In China, Paulson Pushes U.S. Currency Goals
By Peter S. Goodman ( The Washington Post)
Updated: 2006-09-20 08:49

http://www.washingtonpost.com/wp-dyn/content/article/2006/09/19/AR2006091900446_pf.html

BEIJING, Sept. 19 -- U.S. Treasury Secretary Henry M. Paulson Jr. is fond of recounting stories from his dozens of visits to China as chief executive of Goldman Sachs, a legacy that has fueled expectations he can accomplish a feat that eluded his predecessors: persuading China's leaders to significantly raise the value of their currency, the renminbi.

Paulson has applied his brash charm toward securing mega-dollar deals here. He has visited remote villages and the highest offices of the ruling Communist Party. He refers to China's central bank governor, Zhou Xiaochuan, by his given name.

"In China, I've had a lot of experience," Paulson said Monday in Singapore, on the eve of his departure. "It helps if you have spent time, know the culture, know the people. And so I've got to believe that's an advantage."

But as Paulson landed Tuesday in China, his first official visit since assuming his post in July, his knowledge of the local terrain had him laboring to keep expectations to a minimum. He was cognizant that outside pressure tends to backfire in China and aware of the cautious ways of China's leaders, who are loath to tinker with a burgeoning economy. Above all, Paulson sounded like a man trying to avoid having his report card based on his ability to extract something from China's leaders, who have said repeatedly that they will act on their own timetable.

"Everyone today wants to measure everything immediately," Paulson said, sidestepping a question about what would constitute a success here. "I am not looking for immediate solutions or quick fixes to any particular economic issue. I'm looking to set a tone."

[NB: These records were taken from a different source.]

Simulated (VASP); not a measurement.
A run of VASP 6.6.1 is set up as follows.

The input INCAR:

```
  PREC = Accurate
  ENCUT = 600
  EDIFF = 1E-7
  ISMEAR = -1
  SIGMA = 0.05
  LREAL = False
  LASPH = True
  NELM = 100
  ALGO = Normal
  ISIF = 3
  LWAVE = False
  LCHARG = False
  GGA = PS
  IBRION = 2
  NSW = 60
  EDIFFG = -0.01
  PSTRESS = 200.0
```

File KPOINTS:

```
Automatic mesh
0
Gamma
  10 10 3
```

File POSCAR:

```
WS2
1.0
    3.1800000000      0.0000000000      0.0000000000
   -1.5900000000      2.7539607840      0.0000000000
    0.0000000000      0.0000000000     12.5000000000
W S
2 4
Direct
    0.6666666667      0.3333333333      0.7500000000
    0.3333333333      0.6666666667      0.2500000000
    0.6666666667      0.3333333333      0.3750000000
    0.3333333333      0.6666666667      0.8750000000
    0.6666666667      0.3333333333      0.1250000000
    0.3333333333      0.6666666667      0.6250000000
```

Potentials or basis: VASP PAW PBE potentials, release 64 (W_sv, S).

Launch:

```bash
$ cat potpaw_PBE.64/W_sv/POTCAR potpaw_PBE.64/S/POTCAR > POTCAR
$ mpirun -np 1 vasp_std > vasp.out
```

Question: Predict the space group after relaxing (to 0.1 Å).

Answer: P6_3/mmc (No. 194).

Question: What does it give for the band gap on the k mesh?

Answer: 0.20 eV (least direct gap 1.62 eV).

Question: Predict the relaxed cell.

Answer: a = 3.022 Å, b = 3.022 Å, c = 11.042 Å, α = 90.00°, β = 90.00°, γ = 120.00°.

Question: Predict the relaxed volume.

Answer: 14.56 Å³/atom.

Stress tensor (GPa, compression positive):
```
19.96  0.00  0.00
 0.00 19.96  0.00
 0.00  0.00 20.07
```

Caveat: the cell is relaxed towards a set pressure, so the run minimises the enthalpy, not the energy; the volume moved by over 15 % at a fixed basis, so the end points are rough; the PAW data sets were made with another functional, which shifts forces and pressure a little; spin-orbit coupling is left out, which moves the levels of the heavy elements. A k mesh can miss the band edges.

In recent years, the shrill tenor of the United States-China trade relationship has centered on the Chinese currency. In the American narrative, China's prodigious exports and its resulting trade surplus with the United States -- $202 billion last year -- are the result of a low-priced renminbi, which makes Chinese goods unfairly cheap on world markets. China retorts that its factories are providing Americans with desired wares at a good price and that it has been made a scapegoat for the decline of U.S. manufacturing.

Paulson brings a new twist to this debate, asserting in recent pronouncements that China should adjust its currency upward not because it is a rogue trading power, but because doing so is in China's own interest. In place of hectoring, he says, the United States would do well to convince China's leaders that it wants China to succeed, and that American fortunes are linked to China's rise. Without change, he warns, both countries will suffer from a protectionist backlash.

"When sovereign nations are working on important issues, generally the way to make progress is you need to convince the other side that there's a mutual interest," Paulson said.

Analysts suggest these may be good days for such a tack, because of a palpable shift in Beijing: After years of resistance, a rough consensus has emerged that increasing the currency is the proper course for managing China's economic challenges.

Grave concerns remain about dampening the fast-growing export trade that provides tens of millions of factory jobs to peasants streaming toward China's cities. There are worries about China's troubled financial system, which is choked with $500 billion in bad loans, according to private estimates. A dip in China's exports would likely diminish deposits.

But in recent months, China's leaders have seen concerns about exports eclipsed by fresh worry about an excessive surge of investment. Beijing has been snuffing out new ventures in the fastest-growing sectors of the economy such as auto-making and real estate, worried that a boom will produce inflation for commodities such as cement and steel, and then yield more factories and office parks than even China can use, sending prices plummeting. A crash could leave China's banks reeling.

According to two senior economists who advise the central government, China's leaders view booming exports and the resulting pile of foreign exchange reserves, now nearly $1 trillion, as added fuel for unwanted bank lending that is exacerbating the pace of investment. Many Chinese leaders have come to see a faster appreciation of the currency as a useful tool in the effort to slow investment and stave off trouble.

"A consensus among policymakers has emerged," said He Fan, an economist at the Chinese Academy of Social Sciences in Beijing, which is affiliated with the State Council, the equivalent of the cabinet. "More and more people now agree that China needs a more flexible exchange rate."

But even as China's leaders have come to see a moderate appreciation of the currency as being in the national interest, debate continues over the pace. The central bank pushes for a more aggressive timetable. The Ministry of Commerce, representing exporters, lobbies for little change. The State Council must decide.

Since China announced in July 2005 that it would allow the renminbi to float a little more freely, it has gained only about 4 percent. Analysts expect a gradual appreciation of another 3 to 5 percent annually during the next year, not enough to have any real impact on China's exports or its trade surplus with the United States.

Now, this problem belongs to Paulson, who landed in the lakefront city of Hangzhou Tuesday, where he planned to meet officials in one of China's booming provinces, Zhejiang. He is expected in Beijing on Wednesday, for three days of meetings highlighted by a talk with China's President, Hu Jintao.

Chinese here say Paulson is a familiar and comforting figure to his Chinese counterparts from his days at Goldman. But while the name on his business card is the same, the corporate logo has changed.

"You should not underestimate that I'm wearing a different hat," Paulson said. "This is a very different job."